It's not every day that a former national security advisor recognizes you, taps you on the shoulder and apologizes for not returning your calls.

But that's exactly what happened to journalist Shane Harris in March 2004 at a small, invitation-only discussion on homeland security at Syracuse University. Harris was scheduled to discuss the media's role in homeland security. Former National Security Advisor to President Ronald Reagan John Poindexter was also scheduled to attend.

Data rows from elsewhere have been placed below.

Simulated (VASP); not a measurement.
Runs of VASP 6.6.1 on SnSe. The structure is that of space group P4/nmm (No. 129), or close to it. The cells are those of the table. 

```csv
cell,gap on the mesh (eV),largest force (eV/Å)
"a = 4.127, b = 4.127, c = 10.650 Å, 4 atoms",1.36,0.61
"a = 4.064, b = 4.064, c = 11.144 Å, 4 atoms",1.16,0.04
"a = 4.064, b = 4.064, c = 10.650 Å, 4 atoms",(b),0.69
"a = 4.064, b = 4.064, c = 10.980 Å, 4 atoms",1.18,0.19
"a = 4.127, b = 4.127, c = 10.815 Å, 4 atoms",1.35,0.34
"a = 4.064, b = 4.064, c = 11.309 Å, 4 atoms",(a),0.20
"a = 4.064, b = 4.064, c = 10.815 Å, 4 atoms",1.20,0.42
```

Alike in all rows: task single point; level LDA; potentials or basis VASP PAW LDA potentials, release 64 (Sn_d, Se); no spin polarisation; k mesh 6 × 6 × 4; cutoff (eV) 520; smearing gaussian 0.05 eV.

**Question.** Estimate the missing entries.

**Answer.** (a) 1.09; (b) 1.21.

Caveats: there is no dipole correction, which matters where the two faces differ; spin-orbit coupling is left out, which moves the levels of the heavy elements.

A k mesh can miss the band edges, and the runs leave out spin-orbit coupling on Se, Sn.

Shane Harris Accepts Award
Reporter Shane Harris (second from the right) receives the 2011 Helen Bernstein Book Award For Excellence In Journalism. Pictured (l-r) are NYPL President Paul LeClerc, Helen Bernstein, Harris and Committee Chairman Jim Hoge. Photo by Jonathan Blanc.
Harris was eager to meet Poindexter, a key figure in the Iran-Contra scandal who Harris had tried and failed to interview many times before while writing for Government Executive magazine.

"As enticing as it is to go up to Syracuse in late winter, I decided to go because I saw his name on the list," Harris told NYPL. "I'd seen one or two pictures of him since Iran-Contra. It's kind of like JD Salinger. There's very little information about him out there, but I was pretty sure I knew what he looked like."

Turned out, it didn't matter.

"All of a sudden, I hear this voice say behind me say, 'Shane Harris,'" Harris said. "I turned around and it was him. I said, 'Wow, John Poindexter. Nice to meet you.' He apologized to me that he had to turn down all of my requests for interviews. So he was fully aware I had asked. He explained that the press office at the Pentagon said, 'No press for you.'"

Poindexter had been working as head of the Defense Advanced Research Projects Agency's (DARPA) Information Awareness Office, developed after 9/11 to track terrorists. It came under harsh criticism for violating privacy and civil liberties.

Harris, who was placed on the technology and security beat after 9/11, wrote on the topic regularly.

2011-06-10-Poindexter.jpg
Admiral John Poindexter seated with his deputy, Robert Popp. Photo courtesy Shane Harris.
Poindexter told Harris that he had "read everything" he had written, and Harris said, "It was good to know that everything I was writing was not going on in this vacuum. He said, 'I thought you were completely fair and I thought you were trying to figure out what we were doing. And I appreciate that.' It was very encouraging."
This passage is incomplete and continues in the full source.